# thoroughbred conformation thoughts



## apachewhitesox (Dec 9, 2010)

i just put my quarter horse up for people to see and a few things were pointed out that i was unaware of so i thought i would put my thoroughbred gelding up for people to judge his conformation thanks. I know he is not standing very well in either of the pictures but they are the best i have at the moment.


----------



## Eolith (Sep 30, 2007)

He needs more weight and more muscle... in my personal opinion. His topline is poor and his ribs are visible.

Aside from that, I love his color.


----------



## apachewhitesox (Dec 9, 2010)

i love is colour too. He has put a bit of weight on since i bought him but its slow and i have been working on his topline the best i can considering he is difficult to ride.


----------



## Ktibb (Mar 24, 2010)

I agree, he needs a good amount of weight and muscle. His spine and ribs are clearly visible. I would not ride this guy until he has gained his weight back.
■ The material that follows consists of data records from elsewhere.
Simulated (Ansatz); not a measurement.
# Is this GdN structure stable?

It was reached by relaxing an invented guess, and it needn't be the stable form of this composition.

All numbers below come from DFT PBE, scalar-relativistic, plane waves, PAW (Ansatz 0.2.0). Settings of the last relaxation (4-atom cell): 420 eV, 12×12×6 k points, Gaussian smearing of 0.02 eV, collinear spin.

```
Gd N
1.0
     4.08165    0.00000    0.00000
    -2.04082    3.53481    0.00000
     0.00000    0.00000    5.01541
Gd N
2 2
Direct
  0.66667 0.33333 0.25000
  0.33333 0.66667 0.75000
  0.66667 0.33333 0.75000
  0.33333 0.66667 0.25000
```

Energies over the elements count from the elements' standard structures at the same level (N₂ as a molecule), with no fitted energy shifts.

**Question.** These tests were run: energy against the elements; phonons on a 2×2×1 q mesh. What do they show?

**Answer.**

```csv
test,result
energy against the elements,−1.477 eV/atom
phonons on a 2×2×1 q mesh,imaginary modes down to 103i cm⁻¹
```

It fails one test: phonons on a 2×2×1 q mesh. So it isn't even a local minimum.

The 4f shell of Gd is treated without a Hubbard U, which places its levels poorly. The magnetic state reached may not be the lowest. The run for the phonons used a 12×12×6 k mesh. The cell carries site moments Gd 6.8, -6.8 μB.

Otherwise I don't see any glaring conformation fults with him. Hi has pretty high withers, but that may be exaggerated due to his weight.


----------



## SidMit (Jun 4, 2010)

I think he could be really nice with the above posters suggestions of more weight and muscle. You don't need to ride to put on muscle. There are some great post in Horse health for putting weight on and there are some great post under Horse training for muscles. Good luck! Looking forward to pictures when he is looking better. I bet he will be very handsome.


----------



## equiniphile (Aug 16, 2009)

With weight and muscle, he'll be my personal favorite type--stocky but lean :lol:

His shoulder seems a tad upright, and his pasterns and hooves are tiny, but that's typical for TB's. He'll be a nice-lookin' boy with weight and muscle! What do you plan to do with him?


----------



## apachewhitesox (Dec 9, 2010)

I was planning to learn to ride on him and use him for pleasure riding and maybe decide on something later but he's turned out to be too much for me because he is very stubborn and doesnt like to do anything faster then a walk


----------



## Eolith (Sep 30, 2007)

It may be because he's so underweight that he doesn't want to go very fast. Get him in better condition and he might get to be a firecracker for you.


----------



## apachewhitesox (Dec 9, 2010)

it could be but he is also quite different in the paddock or in hand he can be quite athletic and loves to run and buck in the paddock


----------



## Jet7689 (Dec 4, 2010)

I rescued a horse a month ago, and he was under weight too and very lethargic. He has been putting on weight and I've slowly been switching him over to his new feed as well as a supplement and he has more energy now. That said, and like the others said, he will fill out more with some weight and muscles. He is very cute though!  Also, maybe he wasn't worked with or treated properly before he came to you, so maybe that is why he is so stubborn. The patience will pay off


----------